Editor's Note: This summer, CNN's Defining America project is exploring the stories behind the numbers to show how places are changing. This week, get to know more about your neighbors all across the country -- how they live and love, what they believe in and how they came to call themselves Americans. The week will culminate with a Secret Supper in New York City, and Eatocracy invites you to participate online starting Monday July 11th at 6:30 p.m. ET.
(CNN) -- Global travel is booming. It's faster, safer and cheaper to travel internationally than ever before, and despite the economic downturn, hundreds of millions of travelers are exploring the globe with passports in their hands and spending money in their pockets.

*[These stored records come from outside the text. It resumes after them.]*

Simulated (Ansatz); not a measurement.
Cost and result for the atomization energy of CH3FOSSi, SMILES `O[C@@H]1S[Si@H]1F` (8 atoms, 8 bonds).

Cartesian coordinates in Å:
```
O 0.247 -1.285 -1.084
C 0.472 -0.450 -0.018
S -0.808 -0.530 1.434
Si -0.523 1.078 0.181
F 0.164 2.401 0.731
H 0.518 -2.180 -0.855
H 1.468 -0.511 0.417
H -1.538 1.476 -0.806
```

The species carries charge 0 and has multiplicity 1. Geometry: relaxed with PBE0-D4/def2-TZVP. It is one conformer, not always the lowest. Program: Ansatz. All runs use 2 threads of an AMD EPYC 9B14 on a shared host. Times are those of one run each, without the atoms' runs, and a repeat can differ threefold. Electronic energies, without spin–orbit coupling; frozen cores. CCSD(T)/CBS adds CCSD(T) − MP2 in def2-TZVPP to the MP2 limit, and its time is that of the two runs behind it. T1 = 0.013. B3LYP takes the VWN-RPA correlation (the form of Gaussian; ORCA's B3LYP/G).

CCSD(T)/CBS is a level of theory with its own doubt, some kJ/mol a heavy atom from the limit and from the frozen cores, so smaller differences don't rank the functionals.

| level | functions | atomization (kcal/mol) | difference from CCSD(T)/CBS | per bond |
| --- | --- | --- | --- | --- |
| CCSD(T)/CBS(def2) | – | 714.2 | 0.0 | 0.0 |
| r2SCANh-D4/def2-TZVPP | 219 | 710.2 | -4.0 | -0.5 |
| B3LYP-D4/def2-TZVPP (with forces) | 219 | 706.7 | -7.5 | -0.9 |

Over the next few decades, exploding growth from India, China and Brazil will produce even more international travelers. But as the global travel market grew by more than 60 million travelers in the past decade, the United States saw zero growth in overseas visitation. As a result, America's share of international arrivals has declined by 37% since 2000.
This happened even though the United States is a country that offers more to visitors than anywhere else in the world.
Our diversity, of both people and geography, makes us a uniquely compelling destination. The U.S. is a country of majestic peaks and expansive desert; of rolling hills and pristine beaches; of towering skyscrapers and chic glamour; of luxurious shopping and colossal amusement parks. No matter what you are looking for in a destination, you can find it in the U.S.A.
And yet, we are failing to keep pace in the global competition for overseas visitors.
Today, world travelers have an increasing number of alluring destinations from which to choose -- destinations that actively promote themselves and provide potential visitors with access to a host of important travel information. And a number of other countries and destinations around the world have done a much better job than the U.S. at winning the international traveler's business.
Until recently, the U.S. was the only developed country without a national travel promotion strategy. And, at the same time, the U.S. tightened security requirements, fueling the misperception that America is unwelcoming to guests.
It has become clear that the days are long gone when America could rely on reputation and word-of-mouth to attract international travelers. In this new, flat world, the U.S. must regain its competitive edge to grow its travel and tourism industry. Just as we compete globally to produce manufacturing or technology exports, we must also compete to attract world travelers and the spending they bring.
There is, however, both good news and a promising way forward. Last year, a bipartisan Congress passed the Travel Promotion Act, which President Barack Obama signed into law in March 2010. At no cost to U.S. taxpayers, the act created the Corporation for Travel Promotion, a public-private partnership that will create and execute America's first nationally coordinated marketing program designed to attract more international visitors and provide them with the kind of helpful information they need and expect.
Our top priority is simply spreading the word that Americans wants world travelers to come and visit. The Corporation for Travel Promotion will roll out the "welcome mat" and invite visitors to travel to our shores. We will run a coordinated, multichannel marketing campaign to tell the story of why our country is worth visiting to ensure that travelers move the United States to the top of their list of dream destinations.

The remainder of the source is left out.